British Airways Chief Executive Officer Alex Cruz threw his weight behind the construction of a third runway at London’s Heathrow airport and said the carrier is continuing to develop expansion plans even as it wrestles with the fallout from the U.K.’s vote to quit the European Union.
With the U.K. government poised to decide on the location of a new landing strip to serve pent up demand in southeast England, Cruz said Wednesday that the case for expanding Heathrow is “overwhelming” and that any decision to focus growth on the rival Gatwick airport would be “astonishing.” British Airways, the biggest U.K. carrier, has major operations at both bases.
Cruz, who became CEO of BA in April, said Heathrow should not be expanded “at any cost” and that his airline “wouldn’t react very well” if a so-called runway tax was levied against users to fund the plan, arguing that the facility’s shareholders should bear development costs. BA parent IAG SA has hubs at four other airports so that growth could easily be directed elsewhere, though there’s no question of the group abandoning Heathrow, he added.
Despite the funding concerns there’s “no business case” for building a second runway at Gatwick, with insufficient demand from airlines and passengers alike, Cruz told British Air Transport Association members in his first speaking engagement since joining BA from IAG’s Vueling discount arm. “That’s why the airport’s two biggest users, ourselves and EasyJet, do not support the idea,” he said, referring to the low-cost carrier that also backs growth at Heathrow.
Prime Minister Theresa May’s government could make an announcement on a new runway imminently, according to the British Broadcasting Corp., though other reports suggest one is more likely to come next week. Adding an extra runway would allow Heathrow to handle about 135 million passengers a year, up from 75 million now, at a cost of 18 billion pounds ($22 billion).
Politicians have been debating the case for growth at Heathrow for years, with May’s predecessor David Cameron delaying a decision even when a state-appointed commission backed the airport over Gatwick after senior figures in his own Conservative Party expressed concern about the environmental impact.

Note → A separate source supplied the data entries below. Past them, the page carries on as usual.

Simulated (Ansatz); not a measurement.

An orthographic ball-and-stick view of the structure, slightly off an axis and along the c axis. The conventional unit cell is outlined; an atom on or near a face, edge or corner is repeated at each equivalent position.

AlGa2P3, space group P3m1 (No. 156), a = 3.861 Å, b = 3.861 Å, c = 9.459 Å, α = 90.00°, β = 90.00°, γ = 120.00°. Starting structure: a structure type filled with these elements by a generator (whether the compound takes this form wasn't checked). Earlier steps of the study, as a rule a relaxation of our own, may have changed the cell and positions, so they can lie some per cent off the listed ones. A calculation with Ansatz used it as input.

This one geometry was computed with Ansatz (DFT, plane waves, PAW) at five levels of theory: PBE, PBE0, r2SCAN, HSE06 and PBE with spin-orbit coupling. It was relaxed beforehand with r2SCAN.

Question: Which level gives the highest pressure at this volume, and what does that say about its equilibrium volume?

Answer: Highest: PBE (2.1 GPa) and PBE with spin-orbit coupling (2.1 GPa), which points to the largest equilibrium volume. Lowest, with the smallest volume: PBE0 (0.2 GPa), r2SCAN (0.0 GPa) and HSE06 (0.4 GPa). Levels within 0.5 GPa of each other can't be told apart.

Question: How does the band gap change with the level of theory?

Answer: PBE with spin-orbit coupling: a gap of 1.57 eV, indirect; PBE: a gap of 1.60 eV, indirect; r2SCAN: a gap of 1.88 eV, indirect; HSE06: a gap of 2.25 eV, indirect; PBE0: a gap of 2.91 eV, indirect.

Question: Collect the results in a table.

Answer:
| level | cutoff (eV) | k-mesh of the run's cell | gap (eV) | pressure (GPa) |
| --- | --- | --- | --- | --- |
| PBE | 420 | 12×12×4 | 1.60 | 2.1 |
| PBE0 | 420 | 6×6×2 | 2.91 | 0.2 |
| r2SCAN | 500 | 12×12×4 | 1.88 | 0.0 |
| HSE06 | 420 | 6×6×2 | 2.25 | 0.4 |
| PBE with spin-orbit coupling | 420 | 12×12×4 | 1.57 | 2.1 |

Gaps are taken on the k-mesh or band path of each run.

Cruz said that while BA is “nervous” about uncertainty created by Britain’s vote to quit the European Union, the carrier will still increase capacity next year and is set to announce new short- and long-haul routes in coming months.
“We just have to get over it,” he said. “We are trying to leverage the currency situation to make Britain a desired destination. Let’s get as many Americans as we can coming to the U.K. because of the stronger dollar in comparison with the pound.” The executive said he met with Chancellor of the Exchequer Philip Hammond and lobbed him to remove air passenger duty to spur traffic.
Cruz reiterated that IAG, as International Consolidated Airlines Group SA is known, expects to post a “significant” gain in operating profit this year, though the increase won’t match that generated in 2015 in absolute terms.
A capital markets day next month will make clearer the carrier’s fleet plans and any interest that London-based IAG has in taking extra planes including used Boeing Co. 777-300ERs and Airbus Group SE A380 superjumbos, he said in an interview after his speech. Willie Walsh, the group’s CEO and Cruz’s boss, said in February that he was looking at the possibility.
Cruz said there is also interest in longer-range single-aisle models, Boeing’s 777X upgrade and the Airbus A330, which is performing well at the Iberia unit.
The executive said June 23’s Brexit vote has “muddied the waters a bit” for U.K. airlines aiming to participate further in consolidation because it’s not clear what future rules will allow. While the EU permits mergers among carriers within the bloc, there’s a 49 percent ownership cap for outside operators.
Commenting on the rescue of Britain’s Monarch Airlines Ltd. via a 165 million-pound ($202 million) injection from Greybull Capital LLP, Cruz said he was happy the carrier had survived but that the situation presented “an opportunity for some further rationalization of the market and it hasn’t happened.”
The CEO praised moves toward German consolidation in the face of increasing competition from Ryanair Holdings Plc, where Air Berlin Plc plans to operate as many as 40 jets for Deutsche Lufthansa AG and is also exploring a merger of its tourism operations with the local airline division of holiday giant TUI AG.
“They’re trying,” he said. “They have a huge threat, which is the big bad wolf from Ireland coming in and saying ‘we’re going to take 20 percent market share, get ready.’ For Lufthansa that’s a big threat. The sort of things they’re doing, while a bit controversial, appear to be going in the right direction.”